Readers React: Cheap air service will make the bullet train obsolete — and the state knows it

An elevated portion of the state's high-speed rail line is under construction near Fresno.
(Rich Pedroncelli / Associated Press)

To the editor: When I testified more than 15 years ago before the California High-Speed Rail Authority in my capacity as a senior vice president at the Air Transport Assn. of America, I noted that the costs and time for completion of the bullet train project were vastly understated, and as additional station stops were added to meet political demands, the costs and delays would increase while the “high-speed” was bound to be reduced. (“California’s bullet train is running off track. A state audit could keep it from derailing,” editorial, Jan. 29)

I pointed out that for roughly $2 billion, the state could launch frequent, low-cost, widebody air service between LAX and San Francisco International Airport within a year to 18 months. Moreover, if that service was not successful, the aircraft could be sold or leased, resulting in the state recovering a substantial portion of its investment.

It’s not the mismanagement of the project that needs to be audited; it’s the never-ending failure of supporters to tell the truth.

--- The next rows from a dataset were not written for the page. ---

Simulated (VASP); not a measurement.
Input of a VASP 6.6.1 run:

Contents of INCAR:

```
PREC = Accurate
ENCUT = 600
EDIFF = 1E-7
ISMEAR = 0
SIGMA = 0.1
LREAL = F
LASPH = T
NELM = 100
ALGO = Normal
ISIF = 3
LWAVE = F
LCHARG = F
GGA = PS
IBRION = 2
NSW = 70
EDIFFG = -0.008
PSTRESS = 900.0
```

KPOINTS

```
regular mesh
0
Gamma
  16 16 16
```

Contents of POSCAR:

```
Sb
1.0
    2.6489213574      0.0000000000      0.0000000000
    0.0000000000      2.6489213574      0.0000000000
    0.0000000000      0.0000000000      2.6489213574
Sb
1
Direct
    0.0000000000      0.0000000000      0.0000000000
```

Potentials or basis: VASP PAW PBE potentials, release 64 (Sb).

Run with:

Edward Merlis, McLean, Va.


To the editor: Assemblyman Dante Acosta (R-Santa Clarita) claims one can get on a flight from LAX to the San Francisco Bay Area for $59, and it only takes one hour. (“Democrats and Republicans in Sacramento have found something to agree on: An audit of the bullet train,” Feb. 1)

He forgets that from his district, its takes at least one hour to drive to LAX, an hour to go through security and board, and an hour to fly.

Amtrak already has a line from Sacramento to Bakersfield. With a few billion dollars, it could be brought up to high-speed requirements. Then, add new track across the Grapevine and connect with the existing rail into L.A.

It’s time to replace the California High-Speed Rail Authority with people who have already built bullet-train lines in other countries.